¶ KBA-027 - NTLM Authentication and Security Risks
Summary: NTLM is a legacy challenge-response protocol used as Kerberos fallback; it carries significant security risks including pass-the-hash, relay attacks, and offline cracking.
¶ What is NTLM and When It Is Used
NTLM (NT LAN Manager) is Microsoft's pre-Kerberos authentication protocol. While AD environments prefer Kerberos, NTLM is used as an automatic fallback in:
- Direct IP address connections (no DNS name → no SPN → no Kerberos)
- Missing or incorrect SPN registration
- Workgroup computers (no domain membership)

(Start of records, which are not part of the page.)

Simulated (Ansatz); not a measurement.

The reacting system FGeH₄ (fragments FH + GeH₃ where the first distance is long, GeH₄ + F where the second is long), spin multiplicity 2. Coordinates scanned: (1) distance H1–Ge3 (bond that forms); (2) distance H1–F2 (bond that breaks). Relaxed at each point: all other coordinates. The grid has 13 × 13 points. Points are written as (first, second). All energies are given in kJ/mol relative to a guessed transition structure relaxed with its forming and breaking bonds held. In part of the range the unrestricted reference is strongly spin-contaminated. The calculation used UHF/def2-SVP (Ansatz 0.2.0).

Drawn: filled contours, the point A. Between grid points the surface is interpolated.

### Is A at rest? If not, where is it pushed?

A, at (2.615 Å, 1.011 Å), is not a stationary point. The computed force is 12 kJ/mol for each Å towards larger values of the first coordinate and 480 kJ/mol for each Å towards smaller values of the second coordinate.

- Standalone servers without DC connectivity
- Cross-forest or external trust scenarios without transitive trust
- Some legacy applications hardcoded to use NTLM
- Response computed using DES from the NT hash and the server challenge
- Vulnerable to offline brute force and rainbow table attacks
- Should be disabled in all modern environments
- Not enabled by default on Windows 10/2016+
- Response uses HMAC-MD5
- Includes a client challenge and timestamp, preventing replay attacks
- Stronger than v1 but still inferior to Kerberos
- Still vulnerable to pass-the-hash and relay attacks
1. Client → Server NEGOTIATE_MESSAGE (client capability flags)
2. Server → Client CHALLENGE_MESSAGE (8-byte server nonce)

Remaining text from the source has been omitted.